Britain is at risk from a “catastrophic” attack on its undersea cables that could trigger a complete civil collapse, a former defence chief has warned.

The scale of the threat facing the UK emerged during an investigation by Parliament’s Joint Committee on National Security.

Committee members were shocked to discover just how vulnerable the cables remain after a nine-month inquiry, according to one former defence chief.

The cables carry 95 per cent of Britain’s global data traffic and form the backbone of the digital economy.

However, MPs and peers were so concerned about alerting Russia to the most sensitive aspects of their findings that they took the highly unusual step of omitting them from their published report — released last month — and instead wrote directly to Sir Keir Starmer.

The disclosure was made by Lord Hutton, a former Labour defence secretary and one of the committee’s senior members.

Hutton said the sharp escalation of Russian aggression against NATO countries meant that “the game has changed and the level of threat has risen quite significantly”.

The Labour peer, who served as defence secretary under Gordon Brown, described the issue as “by far and away the thing that would keep me awake at night if I was still in government”.

“Undersea cables are now the most important part of our national infrastructure. Without them, we’d be propelled back almost into the dark ages,” Hutton said.

“The fundamentals of national life today would be at risk — how our health service operates, how our banking system operates.

“We’ve got to do much more than we’re currently doing, and it needs greater focus from government than it has so far.”

Speaking to The Times, Hutton added: “This is frontline defence territory now. It should be tattooed on the forehead of every civil contingency planner — ‘What about the cables?’”

The government must now assume “a worst-case scenario” in which President Putin could one day attempt a major attack on the cables in the opening phase of a new conflict with NATO, Hutton and the committee warned.

As well as crippling banks and the NHS, sabotaging multiple cables simultaneously could take down the internet and large parts of the retail and travel sectors — all within minutes.

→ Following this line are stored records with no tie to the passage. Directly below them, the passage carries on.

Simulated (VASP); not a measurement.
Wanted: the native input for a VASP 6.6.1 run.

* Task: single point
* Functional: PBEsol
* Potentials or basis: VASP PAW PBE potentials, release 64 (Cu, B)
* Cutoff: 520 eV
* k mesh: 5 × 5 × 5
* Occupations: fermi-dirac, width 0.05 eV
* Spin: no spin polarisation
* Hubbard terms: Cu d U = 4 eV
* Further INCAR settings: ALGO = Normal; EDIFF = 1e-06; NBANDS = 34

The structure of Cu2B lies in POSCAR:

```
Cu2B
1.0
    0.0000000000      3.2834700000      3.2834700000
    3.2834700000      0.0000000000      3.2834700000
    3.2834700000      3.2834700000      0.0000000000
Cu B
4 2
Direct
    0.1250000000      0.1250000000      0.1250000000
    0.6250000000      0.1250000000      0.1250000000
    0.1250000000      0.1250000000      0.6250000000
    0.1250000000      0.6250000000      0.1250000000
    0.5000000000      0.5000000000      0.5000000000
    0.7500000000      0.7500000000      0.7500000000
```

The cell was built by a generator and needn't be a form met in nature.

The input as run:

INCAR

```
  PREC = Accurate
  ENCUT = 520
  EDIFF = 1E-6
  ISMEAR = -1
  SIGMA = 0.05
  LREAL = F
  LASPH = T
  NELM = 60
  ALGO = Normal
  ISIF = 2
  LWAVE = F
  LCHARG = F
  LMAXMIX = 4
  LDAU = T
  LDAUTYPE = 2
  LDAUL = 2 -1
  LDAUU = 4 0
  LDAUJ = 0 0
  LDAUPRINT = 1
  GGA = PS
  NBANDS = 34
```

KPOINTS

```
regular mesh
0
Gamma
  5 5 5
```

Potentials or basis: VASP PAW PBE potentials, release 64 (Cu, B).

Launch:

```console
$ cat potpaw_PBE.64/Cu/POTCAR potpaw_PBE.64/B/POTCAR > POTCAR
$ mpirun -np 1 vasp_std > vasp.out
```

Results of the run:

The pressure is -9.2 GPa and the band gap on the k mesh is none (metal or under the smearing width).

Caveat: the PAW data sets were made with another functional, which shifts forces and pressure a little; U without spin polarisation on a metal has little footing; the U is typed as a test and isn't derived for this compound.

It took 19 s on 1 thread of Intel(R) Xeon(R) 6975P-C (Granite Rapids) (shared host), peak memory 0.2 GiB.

Hutton said: “The biggest concern we had when we looked at our vulnerabilities is the financial services sector. Just imagine a country where you can’t access your bank account.

“You can’t get anything done. That’s a world of utter chaos, where civil order would hang by a thread if we don’t manage that properly.

“If you can’t pay your bills, your mortgage, access cash, buy food or fill your car with petrol — that would cause very significant problems: civil strife, law and order issues — because the entire fabric of our lives would begin to disintegrate, and it could happen literally just like that.”

Confirming the committee’s private letter to Starmer, Lord Hutton said it was intended “to highlight the real concerns that we have”.

He added: “The report is pretty hard-hitting and we’ve outlined the vulnerabilities starkly, but we certainly didn’t want to produce a sort of advertising brochure for our enemies to go hunting for targets.”

For years, government contingency planning focused on accidental cable damage caused by fishing trawlers or ship anchors.

But a series of recent acts of open Russian aggression have raised deep alarm. A major power line between Finland and Estonia was severed in December last year by the anchor of a Russia-linked oil tanker, Eagle S, in what was believed to be a deliberate act of sabotage by Moscow.

In January, a Royal Navy vessel was deployed to monitor the Russian spy ship Yantar, which spent several days positioned directly above transatlantic cables off the Cornish coast.

It was the second time in three months that Yantar, which is equipped with cable-cutting tools and two self-propelled submersibles, had entered British waters.

A total of 64 fibre-optic cables, insulated with steel and rubber, connect the UK to the US, mainland Europe and Africa. They run from four main hubs — Bude in Cornwall, Southwold in Suffolk, Margate in Kent and Southport in Merseyside.

Although repair ships are on standby, all are commercially owned. The committee discovered they could take up to 24 hours to leave port, and as long as 10 days to reach and repair cables in the Channel or Irish Sea — and up to a month in the Atlantic.

“There’s no doubt in our minds that what we have at the moment in terms of repair capacity isn’t good enough,” Hutton said.

He warned that the government has yet to fully grasp the immediacy of the threat. “Time is not on our side. We’ve got to crack on with this. We’ve got the next few years to solve this problem.

“My view is we should throw everything at it — the kitchen sink, the lot — to get it sorted.”

Hutton also called for an urgent injection of funding after the committee published a raft of recommendations to safeguard the cables.

These include the immediate purchase of a UK-owned repair ship, training Royal Navy personnel in cable repair, expanded monitoring and alert systems, stronger security at cable landing hubs, an update to the 140-year-old maritime legal framework, and increased interception of suspect vessels.

“We’re starting from ground zero in building a proper security strategy to protect this vital part of our infrastructure,” Hutton said.

“The government’s got to find the resources to do this properly. We’re not recommending a disproportionate cost — but some additional funding has to be found.”

The Joint Committee on National Security is made up of MPs and peers, including five former cabinet ministers — two of them ex-defence secretaries — as well as Lord Sedwill, the former cabinet secretary and national security adviser.

The committee clashed repeatedly with ministers during its evidence sessions, including one exchange with telecoms minister Chris Bryant, who accused members of being “unhelpfully apocalyptic”.

Hutton said the committee “had a profound disagreement with that comment”, adding: “A fundamental principle of civil contingency and defence planning is that you’ve got to assume the worst.

“It’s not a credible plan if you ignore the worst-case scenario and just deal with something you think you can manage.”